A cut in forecast profits at Balfour Beatty, the UK-based international infrastructure group, follows a review of its UK construction business by accountants KPMG.

Balfour Beatty has also produced an updated valuation of its investments portfolio, and a trading update in advance of the group’s full year results in March.

As a result of the KPMG review and recommendations, Balfour Beatty’s board expects to see 2014 UK construction profits reduced by a further £70 million (€93.6 million).

This includes £20 million (€26.7 million) relating to the difference between the reported contract positions at August 2014, and KPMG’s assessment as at the same date. There is also £50 million (€66.87 million) relating to an assessment of contract forecasts and subsequent deterioration in project performance up to the end of December 2014.

In addition, as recommended, the board said it would assess the overall level of contract risk provisions in the UK construction business in light of the operational issues identified, and it will announce the outcome at the full year results in March.

Balfour Beatty said that outside of UK construction, there had been no net material change in underlying trading since the third quarter trading update.

The company has cancelled a proposed share buyback of up to £200 million (€267.4 million) and said this decision was to maintain a strong balance sheet. Its dividend policy is to be reviewed in March at the time of the full year results.

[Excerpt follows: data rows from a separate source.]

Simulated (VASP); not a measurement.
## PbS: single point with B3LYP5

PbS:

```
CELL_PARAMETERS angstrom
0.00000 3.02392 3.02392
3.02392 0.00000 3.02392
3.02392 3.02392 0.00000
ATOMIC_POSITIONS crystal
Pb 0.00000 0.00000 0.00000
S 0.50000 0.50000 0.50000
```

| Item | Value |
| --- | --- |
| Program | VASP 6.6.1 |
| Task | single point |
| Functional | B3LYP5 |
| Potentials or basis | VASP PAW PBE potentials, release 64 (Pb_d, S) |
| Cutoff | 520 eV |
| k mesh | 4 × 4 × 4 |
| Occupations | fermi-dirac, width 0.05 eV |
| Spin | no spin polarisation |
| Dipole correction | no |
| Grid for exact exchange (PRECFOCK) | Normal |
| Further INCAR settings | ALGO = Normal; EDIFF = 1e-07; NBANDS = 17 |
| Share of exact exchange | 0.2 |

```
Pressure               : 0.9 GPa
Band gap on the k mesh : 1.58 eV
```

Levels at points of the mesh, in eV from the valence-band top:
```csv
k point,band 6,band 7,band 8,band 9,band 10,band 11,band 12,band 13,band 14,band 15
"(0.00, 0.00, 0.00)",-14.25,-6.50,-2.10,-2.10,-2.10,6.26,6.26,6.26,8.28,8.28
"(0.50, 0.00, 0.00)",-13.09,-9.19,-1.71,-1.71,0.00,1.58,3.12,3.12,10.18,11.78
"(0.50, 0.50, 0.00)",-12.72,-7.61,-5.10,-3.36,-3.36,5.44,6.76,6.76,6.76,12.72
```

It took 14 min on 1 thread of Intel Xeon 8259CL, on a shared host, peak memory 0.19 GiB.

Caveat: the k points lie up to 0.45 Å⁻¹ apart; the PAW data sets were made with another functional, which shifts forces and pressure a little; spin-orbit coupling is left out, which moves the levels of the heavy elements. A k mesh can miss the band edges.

Leo Quinn, the newly-arrived group chief executive, said, “The summary report on UK construction is an important step in drawing a line under a period of uncertainty for our customers, and enabling us to focus fully on delivering value.

“I was never in doubt that there was a great deal of work to be done to restore the group to strength. Balfour Beatty is a large organisation which had become too complex and too devolved for adequate line of sight and financial control.”

He said the key was that these issues could be put right and the group now had clear action plans in hand.

“Significant opportunity exists across the group to drive reduced costs, improved profits and strong cash generation to the full benefit of our shareholders,” he said.

“The updated valuation of the investments portfolio, together with its income stream, clearly demonstrates its ongoing ability to deliver significant value. Within Balfour Beatty’s business model, it also provides a strategic anchor both with key customers and to the group’s growth prospects, earnings and balance sheet.

Quinn added, “Working changes into the culture of the group will take time and discipline, but everything I have seen so far reinforces my first impressions about the depth of engineering capability in Balfour Beatty, and the expertise, commitment and passion of our people.

“Our goal now is to ensure that the value delivered to our customers by what is an exceptional workforce, translates into best-in-class performance and returns.”

Preferred bidder

Balfour Beatty has been appointed preferred bidder for an approximately £120 million (€160.4 million) UK student accommodation project with the University of Sussex’s East Slope Residences. In partnership, alongside the University, Balfour Beatty will design, build, finance and operate the project under a 50-year contract.

Subject to planning approval, the project will replace an existing 600-bed facility on the university’s campus with a new living space comprising 2,000 new bedrooms in a range of formats including townhouses and some with en-suite facilities. It will also incorporate amenities such as social hubs and new student union facilities.

Construction is expected to start in 2016, and would be delivered by Balfour Beatty’s UK construction services business.